Webber explained the current approach to pub valuations still fails to properly reflect the realities of how pubs trade.
More careful
“The Valuation Office talks about ‘fair maintainable trade’. But fair to who? In many cases pubs actually overtrade compared with those assumptions, and that isn’t built properly into the valuation model,” he said.
“You’d think the Valuation Office would know what it’s doing by now, but I’m afraid they don’t.”
Colliers head of business rates also warned the next general election could have a major impact on how the next revaluation is handled.
He continued: “The 2029 rating list will become live about four months before the next election.
“Whichever way you look at it, Labour got burnt from the last Budget and revaluation; it was their undoing.
“So, if you think they got a kicking over this one, what they are going to be very careful of is not creating the same amount of bad publicity they had this time leading up to the next election.”
Massive spikes
He added because of this, the Government could be tempted to postpone the 2029 revaluation, though Webber told delegates this would not be a good thing for the sector.
Instead, he argued the industry should push for the revaluation to go ahead: “What the industry needs is certainty. You want that 2029 revaluation to go ahead, but you want it done properly, taking full account of what fair maintainable trade actually looks like.
“The danger is the current reliefs are very generous and they’re due to end in 2029. If the revaluation doesn’t happen, you’re back to waiting for a Chancellor in a future Budget to tell you what happens next and the last thing business want is uncertainty over [something so major].”

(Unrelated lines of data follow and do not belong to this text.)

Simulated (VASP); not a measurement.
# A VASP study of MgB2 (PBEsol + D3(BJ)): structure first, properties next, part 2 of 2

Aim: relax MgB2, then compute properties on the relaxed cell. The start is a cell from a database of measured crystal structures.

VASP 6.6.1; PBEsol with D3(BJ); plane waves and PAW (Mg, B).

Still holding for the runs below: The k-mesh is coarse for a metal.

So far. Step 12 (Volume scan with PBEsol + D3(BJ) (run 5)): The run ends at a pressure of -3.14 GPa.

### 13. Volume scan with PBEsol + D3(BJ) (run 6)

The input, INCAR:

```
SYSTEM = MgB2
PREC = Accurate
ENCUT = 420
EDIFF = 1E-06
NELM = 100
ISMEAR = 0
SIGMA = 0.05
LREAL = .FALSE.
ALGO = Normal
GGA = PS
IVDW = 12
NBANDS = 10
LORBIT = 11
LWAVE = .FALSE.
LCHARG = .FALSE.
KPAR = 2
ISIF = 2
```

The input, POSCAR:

Webber also urged the sector to push for structural reforms to the system, including annual revaluations and self-assessment, as well as ‘35 by 35’, which he described as a roadmap to ensuring nobody is paying more than 35p for the business rates multiplier by 2035.
“Annual revaluations would go hand in hand with self-assessment. They would prevent the massive spikes we’ve seen under the current system.”
He added: “[35 by 35] would effectively take the system back to the level it was at in 1990, and there’s no reason why the multiplier should be any higher.”